How not to teach the Constitution

IN this, the bicentennial year of the writing of the Constitution, schools everywhere have started turning their attention to the history of the founding period, to the delegates who met together that hot summer in Philadelphia, and to the text of the document itself. But what, with the words in hand, will they teach? Indeed, how many classes will start out this way: ``By Friday memorize the Preamble and be able to tell me where revenue bills originate, how old you would have to be to be elected senator, and how the pocket veto works.'' Could anything be drearier? Now it's easy to read the Constitution that way, as a dry catalog of facts and list upon list of procedures. But unless we are able to see and to explain the design, the great ideas, that animate the particulars of the Constitution, we always run the risk of playing a constitutional trivial game or of turning tests on the Constitution into the academic equivalent of the driver's exam: How many feet from the hydrant can you legally park? How many states does it take to ratify an amendment? Quick, who can grant letters of marque and reprisal?

To miss the thought, to miss the argument behind the Constitution and its parts, is to miss the whole point. In the very first of the Federalist Papers, Alexander Hamilton wrote that ``it seems to have been reserved to the people of this country, by their conduct and example, to decide the important question, whether societies of men are really capable or not of establishing good government from reflection and choice, or whether they are forever destined to depend for their political constitutions on accident and force.'' Reflection and choice. Unless we make a conscious effort to understand the ideas that give life to our Constitution, that document will seem only a stale and legalistic curiosity.

Nevertheless, the questions the founders raised in constructing the Constitution are the same questions our students ask: What kind of government should we have? What are the limits of political power? How do we make democracy work? How do we secure freedom? How do we mix freedoms and responsibilities? How strong should a government be? What do we mean when we talk about equality? Why should a democracy have a constitution in the first place? What's so good about liberal democracy anyway?

From such questions flow other, more typically American questions: Why separation of powers? Why checks and balances? Why judicial review? Why federalism?

Such questions arise easily from the text itself, if only we let them. For example, take the requirement that members of the House of Representatives serve two-year terms but senators serve six. The more we consider it, the more we can see that each term means to draw out and then mix certain qualities - perhaps closeness of the people plus distance from momentary excitements, responsiveness yet stability, short-term interests with long-term needs. Add to this the staggering of the terms for senators, their smaller number when compared with the House, the four-year term for president, and the permanent tenure of the judiciary, and soon a full, complex picture of democracy arises. Not just ``majority rule,'' not just ``one person, one vote,'' but a rich theory of popular government, one that takes democracy and, through the mechanism of terms of office, tries to mix in some valuable qualities not often associated with simple democratic rule. We can help our students ask why this might be so, what the founders' reasons and intent were, and also ask how well we think they succeeded.

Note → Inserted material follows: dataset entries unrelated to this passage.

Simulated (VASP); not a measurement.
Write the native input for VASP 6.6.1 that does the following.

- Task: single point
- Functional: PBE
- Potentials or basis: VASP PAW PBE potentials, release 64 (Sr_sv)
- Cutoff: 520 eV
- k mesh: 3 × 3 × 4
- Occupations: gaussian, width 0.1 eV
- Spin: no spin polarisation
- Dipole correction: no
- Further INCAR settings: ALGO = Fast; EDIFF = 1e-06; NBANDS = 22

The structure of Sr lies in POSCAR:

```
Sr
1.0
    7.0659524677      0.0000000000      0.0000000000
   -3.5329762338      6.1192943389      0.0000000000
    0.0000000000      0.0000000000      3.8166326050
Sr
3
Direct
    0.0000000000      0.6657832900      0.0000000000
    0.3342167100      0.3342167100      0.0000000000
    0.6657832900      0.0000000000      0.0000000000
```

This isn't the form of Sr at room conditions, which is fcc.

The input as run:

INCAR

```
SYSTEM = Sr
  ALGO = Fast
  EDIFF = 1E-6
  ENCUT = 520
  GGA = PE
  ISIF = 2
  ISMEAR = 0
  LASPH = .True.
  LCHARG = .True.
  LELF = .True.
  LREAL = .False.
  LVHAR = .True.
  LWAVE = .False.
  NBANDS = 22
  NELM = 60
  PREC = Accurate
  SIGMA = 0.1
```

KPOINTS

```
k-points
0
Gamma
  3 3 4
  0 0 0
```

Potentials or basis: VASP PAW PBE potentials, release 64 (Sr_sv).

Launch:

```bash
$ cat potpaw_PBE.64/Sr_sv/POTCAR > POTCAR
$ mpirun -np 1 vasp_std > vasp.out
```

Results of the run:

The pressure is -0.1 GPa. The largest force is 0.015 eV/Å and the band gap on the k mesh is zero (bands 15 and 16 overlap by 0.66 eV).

The Constitution is packed with these ideas, ideas masquerading as procedure or as simple statements of fact. Why is no religious test for office allowed? Why did the founders use ``mechanisms'' (like terms of office) to call up certain qualities? Why no requirements of personal character or property or education? Why did they represent people and places and avoid representing interest groups? Why did they talk around slavery and never use the word slavery or slavery itself?

To teach this way means taking the Constitution seriously, as a document able to speak to us directly today. It means not dismissing the document as the product of its time and place. It means not assuming that our problems now are bigger or harder or more complex than the founders' problems. It means not assuming that our forebears' ideals were rudimentary or that our history has simply been one of constant ascendance from crude and awkward beginnings. It means not reducing the Constitution to a set of mechanical procedures fit only for memorization. It means seeing the Constitution as ``living'' only because the founders' ideas are alive, not because we've had the good sense to improve on them. Above all, it means being willing to learn from the founders and their Constitution and not just about them.

The notion of liberal democracy is not without powerful enemies. Nation upon nation lives under governments given by accident or by force. If we expect each new generation of Americans to protect the Constitution, we are then burdened with the happy obligation of illuminating it and explaining its ideas. No American has ever fought to defend the Constitution because it was a nice catalog of times, dates, and procedures.

Only if we begin by taking seriously Hamilton's charge - that we have formed for ourselves a government from reflection and choice, that behind the Constitution are powerful, reasoned, and compelling ideas - will we truly honor the document.

John Agresto is deputy chairman of the National Endowment for the Humanities.